YouTube and William Morris To Team for Premium Content - Ministry and Business Marketing & Media Blog

Word is swirling online that YouTube and major talent agency William Morris will team up to place premium content on the world's largest video portal. This serves the dual purpose of meeting YouTube's need for content they believe they can fully monetize and the needs of William Morris clients to have yet another platform to market themselves, perhaps after they've been rejected by major film and television studios.

This brings a couple questions to mind concerning both the William Morris clients and existing YouTube partners.

What will appearing on YouTube do for top-shelf WM talents? It used to be that top film stars refused to appear on television becuase the small screen was perceived to be for small-timers.

Clearly, for those closer to the bottom of the food chain YouTube could represent a killer opportunity to build a fan base. But for those already doing well, how many will be willing to appear on YouTube and how will doing so impact their brands? Brad Pitt and friends showing up for a Jimmy Kimmel bit is one thing. Showing up on YouTube in a low-level star's video is another.

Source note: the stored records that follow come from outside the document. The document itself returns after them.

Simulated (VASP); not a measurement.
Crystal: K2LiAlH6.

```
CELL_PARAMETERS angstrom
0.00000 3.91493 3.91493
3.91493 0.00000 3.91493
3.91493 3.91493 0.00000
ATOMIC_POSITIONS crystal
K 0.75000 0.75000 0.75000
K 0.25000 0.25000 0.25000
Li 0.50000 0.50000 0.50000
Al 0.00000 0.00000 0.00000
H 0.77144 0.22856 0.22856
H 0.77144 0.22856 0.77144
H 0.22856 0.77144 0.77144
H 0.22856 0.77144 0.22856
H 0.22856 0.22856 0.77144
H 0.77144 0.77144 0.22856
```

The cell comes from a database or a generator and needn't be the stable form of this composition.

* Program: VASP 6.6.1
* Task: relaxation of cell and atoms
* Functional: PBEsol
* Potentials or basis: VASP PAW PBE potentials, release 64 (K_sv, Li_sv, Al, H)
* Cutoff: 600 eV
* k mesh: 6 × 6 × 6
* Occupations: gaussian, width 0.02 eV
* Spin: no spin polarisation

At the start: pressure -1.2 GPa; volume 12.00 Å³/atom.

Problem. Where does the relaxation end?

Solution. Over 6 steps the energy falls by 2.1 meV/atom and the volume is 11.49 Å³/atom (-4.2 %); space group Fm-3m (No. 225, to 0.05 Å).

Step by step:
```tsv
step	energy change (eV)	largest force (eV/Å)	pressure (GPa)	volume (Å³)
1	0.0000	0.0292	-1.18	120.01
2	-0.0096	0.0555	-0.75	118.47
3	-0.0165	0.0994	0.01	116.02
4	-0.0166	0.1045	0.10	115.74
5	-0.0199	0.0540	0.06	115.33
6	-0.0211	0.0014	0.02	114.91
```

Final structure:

On the flip side, what impact will the appearance of established stars have on the traffic of YouTube partners such as Smosh, Fred, Dave Days and others? Perhaps new Hollywood talent will bring new viewers to YouTube? Then again, if the decreased audiences of top-tier TV shows in a sea of 300 channels is at all instructive, then existing YouTube partners should seriously consider branching out.

Also consider the impact of YouTube's overall efforts to make their site more user-friendly and keep folks on their portal longer.

Search bars, menus of related content from other producers and other functionality is great for fans, but most assuredly dilutes the brands of individual YouTube producers. What then will a flood of not just prosumer but studio quality content do to existing YouTubers?